BOUND BROOK – Home of the Graham Cracker

In 1829. the Graham Cracker was developed right here in Bound Brook by an eccentric Presbyterian minister, the Reverend Sylvester Graham to cure the dread fever of lust.

Reverend Graham was raised by a succession of relatives and worked as a farm hand, clerk and teacher before embracing the ministry due to ill health. He preached a strict vegetarian diet, recommended hard mattresses, open bedroom windows, chastity, cold showers, loose clothing and vigorous exercise.

He felt that a strict diet devoid of meat and rich in fiber would combat rampant desire. He was convinced that eating meat and fat led to sinful sexual excess and that the use of mustard and ketchup would cause insanity.
Rev. Graham had many adherents during his lifetime. Graham-boarding houses sprang up in New York and Boston as part of the health craze he inspired.

The graham cracker, in its first form, wasn’t supposed to be sweet or delicious. Graham developed his own special process for baking with finely ground, unbleached wheat flour, wheat bran and coarsely ground germ. He first made the cracker in Bound Brook, NJ, in 1829. But coupled with his religious lectures, his grain-based diet took off in the 1830s, sparking the modern-day equivalent of a fad diet. (Think gluten-free craze, in reverse.)
The “Graham Diet” was chock full of simply prepared whole-grain breads and starches with little seasoning. Meat, coffee, alcohol and tobacco were forbidden.

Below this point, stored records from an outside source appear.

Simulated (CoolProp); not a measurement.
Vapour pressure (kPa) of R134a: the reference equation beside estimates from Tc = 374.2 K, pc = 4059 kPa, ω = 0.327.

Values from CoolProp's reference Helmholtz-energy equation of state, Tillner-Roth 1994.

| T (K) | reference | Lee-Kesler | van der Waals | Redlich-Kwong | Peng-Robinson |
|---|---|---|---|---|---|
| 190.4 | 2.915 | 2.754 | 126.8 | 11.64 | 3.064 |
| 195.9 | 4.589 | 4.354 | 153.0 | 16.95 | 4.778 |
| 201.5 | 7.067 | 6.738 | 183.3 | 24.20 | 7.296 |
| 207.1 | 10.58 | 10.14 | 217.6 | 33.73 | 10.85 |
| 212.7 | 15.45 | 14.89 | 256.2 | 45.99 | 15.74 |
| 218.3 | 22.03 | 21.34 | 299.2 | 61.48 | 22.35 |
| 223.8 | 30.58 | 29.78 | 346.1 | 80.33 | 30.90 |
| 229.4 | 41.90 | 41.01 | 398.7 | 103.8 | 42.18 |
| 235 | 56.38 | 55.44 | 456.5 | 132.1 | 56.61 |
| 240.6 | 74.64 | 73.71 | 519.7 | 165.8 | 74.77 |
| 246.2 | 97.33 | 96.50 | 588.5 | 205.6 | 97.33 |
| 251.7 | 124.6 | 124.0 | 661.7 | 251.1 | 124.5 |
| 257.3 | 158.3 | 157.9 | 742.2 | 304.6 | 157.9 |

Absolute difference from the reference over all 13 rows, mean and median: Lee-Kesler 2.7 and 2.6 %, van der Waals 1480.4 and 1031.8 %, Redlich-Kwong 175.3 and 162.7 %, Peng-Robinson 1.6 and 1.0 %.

For how bland his food was, Graham was a bit of a food snob. In 1837, he wrote, “Thousands in civic life will, for years, and perhaps as long as they live, eat the most miserable trash that can be imagined, in the form of bread, and never seem to think that they can possibly have anything better, not even that it is an evil to eat such vile stuff as they do … I have thought, therefore, that I could hardly do society a better service, than to publish the following treatise on a subject, which, whether people are aware of it or not, is, in reality, of very great importance to the health and comfort of every one.”

Even during his life time, most people thought the Reverend Graham was absolutely wacky but Bound Brookites contentedly munch their s’mores and bake their pie crusts, many not even aware that the first Graham Crackers was made right here in our town.